This Is How the Russians Recruit You
In many ways, their job is akin to a job in sales: They must chase down leads and then try to close out a big deal. The meetings were so intense that afterward I would dry heave.
“Counter-intelligence is about psychology and ego.”
That’s what my FBI handlers would tell me over and over again. The goal was to play on the ego of the target to get them to do your bidding. Manipulation and countering Russian manipulation was what I did over and over again for most of my four years of operational work against Russian military intelligence as an FBI double agent.

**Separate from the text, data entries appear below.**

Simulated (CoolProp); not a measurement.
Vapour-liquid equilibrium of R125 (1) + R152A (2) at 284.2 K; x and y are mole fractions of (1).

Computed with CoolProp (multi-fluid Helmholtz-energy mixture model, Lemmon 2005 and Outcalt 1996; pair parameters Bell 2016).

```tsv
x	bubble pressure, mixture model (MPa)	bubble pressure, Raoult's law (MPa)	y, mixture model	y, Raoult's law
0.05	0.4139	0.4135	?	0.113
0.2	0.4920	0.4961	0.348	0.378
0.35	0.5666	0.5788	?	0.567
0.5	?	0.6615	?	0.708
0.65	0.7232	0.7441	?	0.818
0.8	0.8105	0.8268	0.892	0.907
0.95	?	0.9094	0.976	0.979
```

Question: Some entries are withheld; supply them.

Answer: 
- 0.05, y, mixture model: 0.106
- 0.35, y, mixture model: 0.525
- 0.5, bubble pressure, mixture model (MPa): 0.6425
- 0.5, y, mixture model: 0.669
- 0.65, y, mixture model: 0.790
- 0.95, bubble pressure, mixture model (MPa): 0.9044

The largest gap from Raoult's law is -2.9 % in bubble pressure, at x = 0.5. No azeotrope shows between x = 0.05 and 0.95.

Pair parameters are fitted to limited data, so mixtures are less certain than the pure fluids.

My target—who thought that I was his target—was a skilled Russian military intelligence officer named Oleg Kulikov, assigned to the Russian Mission to the United Nations in New York City. Oleg was smart but he was also brash and arrogant, traits we used to manipulate and indeed control the relationship in what is known as “the game,” which the Russians play with gusto.
From Donald Trump Jr. agreeing to meet with a Kremlin-linked Russian lawyer promising Clinton dirt to Jared Kushner’s request for “back-channel” communications, it’s clear how effective the Russians were at manipulating and building relationships with the individuals that they’d targeted.
The recruitment of assets is the primary mission of foreign intelligence officers, or IOs, playing the game in the United States. Many are given diplomatic immunity and hold official positions at embassies, consulates and even the United Nations. In many ways their job is akin to a job in sales: they must chase down leads and then try to close out a big deal. It is a numbers game in which IOs must weed out potential candidates by screening and vetting candidates potentially useful to their intelligence agencies to see who is willing to receive direction. Out of the hundreds of candidates that an intelligence agency, such as the Russian GRU, targets, only a small percentage will actually make it to the last phase to become directed assets, while the others are simply “fired,” never to hear from the Russians again.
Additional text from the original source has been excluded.